Manipulating research materials, equipment, or processes, or changing or omitting/suppressing data or results without scientific or statistical justification, such that the research is not accurately represented in the research record. This would include the "misrepresentation of uncertainty" during statistical analysis of the data.

Examples of Falsification

  • Alteration of data to render a modification of the variances in the data;
  • Falsifying dates and experimental procedures in the study notebook;
  • Misrepresenting results from statistical analysis;
  • Misrepresenting the methods of an experiment such as the model used to conduct the experiment;
  • The addition of false or misleading statements in the manuscript or published paper;
  • Misrepresenting the materials or methods of a research study in a published paper;
  • Providing false statements about the extent of a research study;
  • Falsificying telephone call attempts to collect data for a survey study.

Plagiarism

The copying of other people's work without adequate source references either in an identical or slightly adjusted fashion. 'Work' means ideas, writings, structures, designs, images, plans, code, including those obtained through (confidential) review of others' research proposals and manuscripts, etc.

A special case of plagiarism is the reuse of (segments of) one's own previously published material in a new publication without adequate referencing, also known as 'text recyling' .

Examples/ forms of plagiarism:

  • Copying another person’s text (almost) literally without indicating that the text is a quote and/or without an adequate reference;
  • Paraphrasing another person’s ideas without an adequate reference;
  • Translating a text without an adequate reference;
  • Copying an image, scheme, graph, figure, audio or video fragment without an adequate reference;

Other Unacceptable Practices (OUPs)

Examples of ‘OUPs’ are:

  • guest, gift or ghost authorship
    Note:
    • guest authors are those who do not meet accepted authorship criteria but are listed because of their seniority, reputation or supposed influence
    • gift authors are those who do not meet accepted authorship criteria but are listed as a personal favour or in return for payment
    • ghost authors are those who meet authorship criteria but are not listed
  • duplicate publication and ‘salami slicing’ publication;
  • dropping observations or data points from analyses based on a gut feeling that they were inaccurate
  • inadequate record keeping related to research projects
  • failure to disclose conflicts of interest

Research integrity and plagiarism in education

Research integrity

Education at ECA not only supports academic research, but also educates you in research. You learn how to formulate research questions, search for sources, make hypotheses, carry out experiments, analyze data, present your results orally as well as in written form.

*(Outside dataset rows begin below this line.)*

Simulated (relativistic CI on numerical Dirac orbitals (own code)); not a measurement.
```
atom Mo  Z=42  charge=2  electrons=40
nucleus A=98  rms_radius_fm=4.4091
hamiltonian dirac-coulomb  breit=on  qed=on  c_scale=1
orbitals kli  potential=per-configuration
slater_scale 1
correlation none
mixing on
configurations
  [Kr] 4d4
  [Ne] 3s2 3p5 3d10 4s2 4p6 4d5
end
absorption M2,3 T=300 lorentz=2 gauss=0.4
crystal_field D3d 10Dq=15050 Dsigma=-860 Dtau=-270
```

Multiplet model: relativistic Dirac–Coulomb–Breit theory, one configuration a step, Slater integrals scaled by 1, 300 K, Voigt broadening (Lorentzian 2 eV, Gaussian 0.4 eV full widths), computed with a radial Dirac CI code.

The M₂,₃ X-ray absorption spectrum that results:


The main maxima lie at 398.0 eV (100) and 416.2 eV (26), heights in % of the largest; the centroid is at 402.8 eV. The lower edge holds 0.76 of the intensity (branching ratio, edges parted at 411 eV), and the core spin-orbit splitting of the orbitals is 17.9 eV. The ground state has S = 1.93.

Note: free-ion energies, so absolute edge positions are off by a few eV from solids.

During your education, your teaching staff members focus on the principles of “research integrity”. They will teach you how to reference correctly and illustrate what is meant with ‘adequate referencing’ in your scientific domain.

Definition of plagiarism at ECA

If you do not correctly cite your sources, you commit plagiarism. If you plagiarise, the teaching staff member cannot judge your knowledge, insight and skills correctly. Because of that, plagiarism is a form of ”irregularities” according to the Education and Examination Regulations (see portal LOGOS).

Copying the work (ideas, texts, structures, designs, images, plans, codes ...) of others or prior personal work in an exact or slightly modified way without adequately acknowledging the sources.

Whether or not the irregularity is the consequence of a deliberate choice of the students and whether or not it has led to an advantage is irrelevant to the finding of fact.

Plagiarism by using GenAI

You can also commit plagiarism with the irresponsible use of GenAI. To generate material, GenAI uses the work of others to which you cannot refer. In addition, the irresponsible use of GenAI can also make it (partly) impossible to correctly assess your knowledge, insight and skills as a student. This too is an “irregularity” according to the Education and Examination Regulations.

Examples of plagiarism in education

Plagiarism occurs in different forms:

  • Copying another person’s work (almost) word for word, without mentioning that it is a quote and/or without adequately acknowledging the sources;
  • Paraphrasing another person’s reasoning, possibly with the help of tools, without adequately acknowledging the sources;
  • Translating a text without adequately acknowledging the sources, possibly with the help of tools;
  • Copying an image, diagram, graph, figure, audio or video fragment without adequately acknowledging the sources;
  • Self-plagiarism: reusing your own work without adequately acknowledging the source.
  • Using text or ideas generated by GenAI as your own work.

Serious cases of examination fraud also are closely related to plagiarism:

  • Having your paper written or edited by someone else;
  • Simulating or faking research data.

Plagiarism prevention

Consult general guidelines to prevent plagiarism by applying a correct methodolgy.  

Plagiarism detection

How is plagiarism traced and detected? 

Sanctioning plagiarism

  1. If plagiarism is suspected in the final version of your assignment, the select examination committee will “hear” you. That means that the chair and the secretary of the examination committee, and the ombudsperson will invite you. They will confront you with the suspicion of plagiarism and give you the opportunity to react.
  2. Next, your dossier is presented to the full examination committee. The examination committee verifies whether there is a case of plagiarism and determines the seriousness of plagiarism. They will then deliberate the penalty and share their decision. You can appeal the examination committee’s decision.
  3. The examination committee will attune the penalty to the seriousness of plagiarism. They can also decide that the penalty’s effect on your examination results needs to be more substantial than when you would not have submitted your paper.

The Education and Examination Regulations provide seven possible penalties for examination fraud, such as plagiarism:

  1. You need to rewrite the assignment and submit it on a date set by the faculty;
  2. You receive a lower grade for the assignment;
  3. You receive a zero for the assignment or the course it is a part of;
  4. You receive a zero for multiple or all examinations in the examination period concerned;
  5. The rejection to one or more courses from the examination period concerned: you receive a zero for the courses concerned and you are not allowed to participate in the resit;
  6. The rejection to a study programme: you receive a zero for all examinations from the examination period concerned, as well as a deregistration for the study programme during that academic year;
  7. The rejection combined with losing the right to registration: for one or two years, you are not allowed to register for any study programme at ECA.